EMAIL CONVERSATIONS, A series that dives deep into the practice of artists, artworks and political dimensions of production contexts.
The artist entity Studio for Propositional Cinema re-imagines exhibition formats by addressing its spectators as active participants, inviting them to witness and experience the often dystopian narratives in form of texts, sound installations and architectural interventions that narrate “stories of worlds that we dream to inhabit or that reveal the nightmarish aspects of our own”. In its collaborative practice, SPC disassembles the individual elements of the cinematic narrative (image, sound, text, performance, architecture, scenography, etc.) and brings them together in unexpected ways within a space for experimentation—the studio—and later the exhibition space.
Ilenia Rossi: We met last summer while you were in Italy for a residency at Fondazione Morra Greco in Naples, preparing the show The Storyteller's Fountain: A story told by a gust of wind in the low and dark rooms, curated by Alessia Volpe. It would be interesting to hear more about your time in Naples and how it influenced the work you made for the show.
Studio for Propositional Cinema: The exhibition centered around what we’ve referred to as a “site-specific fairy tale”, presented as an hour-long sound recording of an epic poem written for eight characters. It was written during a nine-month residency in the Palazzo Caracciolo d’Avellino, where Fondazione Morra Greco is located. When invited for the exhibition, we had recently written the Fabulist Manifesto, which proposed an engagement with our culture’s self-replicating myth-narratives, ie. fairy tales, as a means of examining their implicit ideological indoctrination and to “facilitate a relationship to our world based in both a rational connection to material reality and a spirit of wild, unencumbered speculation as to what our world is and what it can be”; in other words, to “use the fantastic to imagine a way out of the inevitable.”
This thread of research led us to the writings of the 17th century Neapolitan writer Giambattista Basile, whose stories in The Tale of Tales are the first known European literary versions of some of the classic fairy tales of our time, including Rapunzel, Cinderella, and Sleeping Beauty, among others. To assist in our research into Basile, Maurizio Morra Greco arranged a visit with Basile scholar and translator Michele Rak. To our complete shock, Rak informed us that Basile was once the court writer for Marino Caracciolo d’Avellino, the prince who converted the monastery into the palazzo that was eventually purchased by Maurizo Morra Greco as the site of his foundation. In 1619, as an ode to his patron, Basile wrote the poem L’Arethusa, a retelling of the Greek myth in which the nymph Arethusa flees the unwanted sexual advances of the river god Alpheus, eventually evading her predator by becoming water and surfacing as a fountain in Sicily. Four hundred years later, while living in an apartment in the same building that likely also housed Basile, we composed a version of this myth, centered around the figure of The Storyteller, who is pursued by The Devouring Tide, an encroaching and seductive body of water representing our cultural and existential entropy, who is slowly devouring the planet. During her escape, she is joined by a group of characters who each represent a form and strategy for potential evasion or resistance. The chase culminates in the construction of an Ancient Knowledge Survival Kit in the form of “an enormous story-spewing fountain adorned with warnings and manifestos against the pulling death”.

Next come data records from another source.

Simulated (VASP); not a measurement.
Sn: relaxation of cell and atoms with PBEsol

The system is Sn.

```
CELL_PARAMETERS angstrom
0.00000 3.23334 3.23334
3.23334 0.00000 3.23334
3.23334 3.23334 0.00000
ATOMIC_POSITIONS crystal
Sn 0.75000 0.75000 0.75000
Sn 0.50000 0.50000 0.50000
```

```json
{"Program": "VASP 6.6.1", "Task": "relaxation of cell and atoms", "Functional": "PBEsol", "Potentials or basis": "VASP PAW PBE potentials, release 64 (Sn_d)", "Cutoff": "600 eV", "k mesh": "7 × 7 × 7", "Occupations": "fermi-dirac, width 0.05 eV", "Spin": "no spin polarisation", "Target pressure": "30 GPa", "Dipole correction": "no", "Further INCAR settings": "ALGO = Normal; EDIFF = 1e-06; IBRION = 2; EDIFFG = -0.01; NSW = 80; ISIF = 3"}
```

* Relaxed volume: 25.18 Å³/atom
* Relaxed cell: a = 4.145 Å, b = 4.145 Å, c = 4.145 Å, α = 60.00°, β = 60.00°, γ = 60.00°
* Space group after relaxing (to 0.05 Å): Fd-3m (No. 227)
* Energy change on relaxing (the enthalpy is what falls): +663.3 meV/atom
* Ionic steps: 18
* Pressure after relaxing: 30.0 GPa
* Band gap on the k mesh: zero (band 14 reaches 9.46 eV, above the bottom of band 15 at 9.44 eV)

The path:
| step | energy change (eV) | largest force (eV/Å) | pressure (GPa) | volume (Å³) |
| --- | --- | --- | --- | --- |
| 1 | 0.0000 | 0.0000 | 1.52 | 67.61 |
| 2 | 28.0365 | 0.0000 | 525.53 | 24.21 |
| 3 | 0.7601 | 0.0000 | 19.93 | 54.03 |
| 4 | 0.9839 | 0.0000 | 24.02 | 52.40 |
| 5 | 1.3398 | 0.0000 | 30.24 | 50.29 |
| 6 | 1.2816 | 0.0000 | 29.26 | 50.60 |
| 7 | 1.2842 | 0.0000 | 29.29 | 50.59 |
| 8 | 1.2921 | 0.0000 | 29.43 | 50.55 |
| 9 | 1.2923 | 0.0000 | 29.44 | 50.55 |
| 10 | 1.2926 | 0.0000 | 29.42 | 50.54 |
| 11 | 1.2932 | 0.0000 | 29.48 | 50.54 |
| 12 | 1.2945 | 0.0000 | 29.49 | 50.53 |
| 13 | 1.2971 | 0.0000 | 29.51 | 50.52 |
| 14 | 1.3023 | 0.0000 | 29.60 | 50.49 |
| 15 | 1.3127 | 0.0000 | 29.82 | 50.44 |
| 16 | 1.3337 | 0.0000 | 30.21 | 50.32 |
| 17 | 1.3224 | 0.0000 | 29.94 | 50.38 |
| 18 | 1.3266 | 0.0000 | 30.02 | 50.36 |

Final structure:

The sound work was installed across six exhibition rooms of the palazzo, each of which contain floor to ceiling frescos executed by Giacomo del Po in the 18th century. Various themes and motifs from the frescos were incorporated into the narrative, so that frescos functioned like illustrations-in-reverse. Hand-cut mirrors echoing architectural elements within the frescos were laid on the floor. Evoking portals, the mirrors created a durational pictorial space in which the relation between the textual aspect of the spoken (and sung) narrative and the contextual aspects of the frescos and architecture could be constructed through spectatorial movement and engagement. At every step the content and form of the work was composed in dialogue with the given elements of the exhibition and its physical, historical, and cultural context.
IR: I like this idea of the “site-specific fairy tale” and the frescos functioning as illustrations in reverse of L' Arethusa's narrative.
When I visited the show it was enchanting to see how the work responded so intuitively to its intrinsically Neapolitan surrounding environment, which in and of itself can be seen as resembling a fairy tale-like reality: a perfect blend of the mythological, the esoteric, the poetic and the chaotic.
You mentioned that your interest and research in fairy tales, which culminated in the “Fabulist Manifesto” came about as a way of examining how our culture uses these myth-narratives to find a way out of the inevitable. Could you expand on this?
Considering the “interesting” times we are currently living in, could you also recount one of the fountain’s warnings and manifestos against death from the Ancient Knowledge Survival Kit?
SPC: Near the end of the story, one of the characters states: “As likelihood of survival declines, we can accept and fade out with the fate that ruin was in our species’ designs, or optimistically anticipate a possible future in the distance and leave, to be found in this far off date, some traces of a last resistance; our warnings as well as some evidence of the beauty found in our existence. So the moment before our severance I propose, as a final testament, a message to future intelligence in an ancient knowledge survival kit.” The group constructs this with three criteria: Legibility, Material Stability, and Distributability. This requires an approach to communication that does not presume that existent languages will be legible in the future, a material approach that attempts to resist potential degradation, and the goal of wide geographical distribution in order to multiply the chances for future engagement. The specifics of the messages are left unsaid in the story. Within the context of the story, the fountain is a hypothetical, a prototype.
Stories build worlds; worlds that we dream to inhabit or that reveal the nightmarish aspects of our own world, worlds that instruct us to accept the inadequacies and injustices of our present or suggest how to create futures in which they are made untenable. In other words, they are empty vessels that are stuffed with ideology in order to replicate the desires of their tellers within the will of their receivers. The shapes and trajectories of these desires are determined by the intentions of their ideological content, in directions toward or away from freedom, toward or away from self-destruction. Stories don’t exist in utopias, they are built for imperfect worlds. They are tools that humans have developed to convince societies to mould the existing world to the desires of those who control the narrative. Stories are dressed up to seem innocent, but let’s be clear: this is a dark and dangerous territory. But we have come here because it will take monumental acts of magical thinking to imagine our way out of the current entropic narrative of our collective suicide.
It is now our responsibility to build and disperse structures that can facilitate the conception of a world in which desirable potential futures seem plausible. We must then rehearse these futures until they become probable. This is how we imagine our way out of the inevitable. The alternative is the unthinkable that haunts us because it is piercing our present, now.
IR:Redundant as eyelids in absence of light., your show at Kunst Halle St. Gallen, speaks of "the human predicament as the result of a world filled with words, piled with images, networks of signs and gestures and noises, for an inter-subjective dialogue designed to fail”. Do you see any affinities between these narratives and those of 'The Storyteller's Fountain'?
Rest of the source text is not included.